Opinions, Column

Behind A Wall Of Anonymity, Our Worst Tendencies Come Forth (Or, Our Sacrifice To The Yak-Gods)

Many others before me have taken up arms against Yik Yak. I could dedicate my entire column to an angry invective against this latest variation on the bathroom stall, but this has already been done, and you would probably stop reading if I did. Neither of us want that. I admit that I don’t have Yik Yak on my phone, and I believe that there is a special circle of digital hell reserved for apps like this one. In spite of the potential for users to flood the feed with positive comments, it’s well documented that this low-energy, damaging garbage chokes out the little flowers of good. What I want to know is, why is this app so appealing to high school and college-aged students? Why, in spite of the chaos they create, do Yik Yak and other similar anonymous message boards continue to flourish? What impulse is it satisfying in our lives?

RELATED: Our Battle Over Privacy

We are capable of terrible, blood-curdling ideas. We probably think an absurd number of judgmental thoughts each day. Just this morning, I was quite grateful
that my own internal chatter couldn’t be heard—it wasn’t the prettiest. Being human entails the process of learning to regulate these thoughts and act on the positive ones. Yik Yak and its cousins—even the deathless practice of slander—are not the cause of our ill-begotten ideas, just the latest vehicle for them. A few critics of Yik Yak that I’ve read were scandalized by the content spewing from the “enlightened” generation that we are, and they intimated that social media and the applications themselves are responsible for the apparent flowering of cruelty among the young. Nope. We’re [messed]-up no more or less than those before us. These days, we just have more elaborate veneers of political correctness to hide the grime. And, perhaps more importantly, we have easier ways to spread the grime when we aren’t trying to hide it.

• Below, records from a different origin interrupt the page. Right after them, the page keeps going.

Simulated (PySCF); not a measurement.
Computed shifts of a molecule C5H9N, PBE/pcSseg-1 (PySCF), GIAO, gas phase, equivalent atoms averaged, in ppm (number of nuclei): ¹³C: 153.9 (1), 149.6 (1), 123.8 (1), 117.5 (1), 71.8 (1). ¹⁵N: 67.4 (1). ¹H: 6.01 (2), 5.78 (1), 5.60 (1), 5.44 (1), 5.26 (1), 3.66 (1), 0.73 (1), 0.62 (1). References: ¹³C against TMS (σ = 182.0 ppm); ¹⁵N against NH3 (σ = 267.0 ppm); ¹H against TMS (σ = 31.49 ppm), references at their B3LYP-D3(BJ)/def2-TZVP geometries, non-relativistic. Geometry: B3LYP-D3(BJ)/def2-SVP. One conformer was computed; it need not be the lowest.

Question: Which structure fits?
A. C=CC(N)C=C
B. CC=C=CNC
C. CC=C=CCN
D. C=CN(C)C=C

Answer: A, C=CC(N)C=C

The value of Yik Yak is, once more, its anonymity. No one in her right mind would publicly divulge the words said between two ears in a moment of anger or sadistic pleasure. But we are a group of well-trained over-sharers. Fortunately, most of our energy is sublimated through manicuring LinkedIn and Facebook profiles, but what to do about the stuff we can’t put there?

I doubt that many high school and even college students, upon having a clever but cutting idea, stop and reflect, “should I be thinking this way?” Our minds are still loose canons in matters of self-regulation. Most make the (often unconscious) calculation, “where can I put that?” Up to the Yak-gods it goes. The mind is satisfied—I’ve made my joke, no one will know it was me, and maybe I’ll get the self-esteem boost of a few hundred likes (or whatever the hell the approval system is called). I would like to call this the “Frankenstein Solution.”

Mary Shelley’s Frankenstein, in a nutshell, revolves around the story of a wacked scientist, Dr. Victor Frankenstein, who creates a monstrous creature from inanimate body parts. When the monster rises from the table, Dr. Frankenstein cannot believe what he has birthed, and so flees from his handiwork. The monster is a living, feeling being, however, and retreats into the wilderness upon being so abjectly rejected.

We’ve all had Frankenstein moments. We’ve created something—usually a paper or another assignment—that becomes atrocious in spite of our best intentions to bring something beautiful to life. Or, we’ve allowed something monstrous—words, actions, feelings—to escape us even though they are not representative of our good natures and minds. Yik Yak is the “Frankenstein Solution” because, through it, we are allowed to engender our capacities for ugliness without the responsibility of authorship. Our monsters may run amok in the community and maim our peers, but it is “Okay” because our names aren’t attached to these children. Freedom to create, devoid of all consequences—all things are permitted.

A word of caution to us all, though: at the conclusion of Frankenstein, the monster pursues its creator to the far reaches of the North Pole. Both end up dead. If we cannot find it in ourselves to let Yik Yak run dry and shrivel out of our lives, then let us pray that our nameless monsters cannot find their way back to us. Lord knows they’ve managed to find other casualties.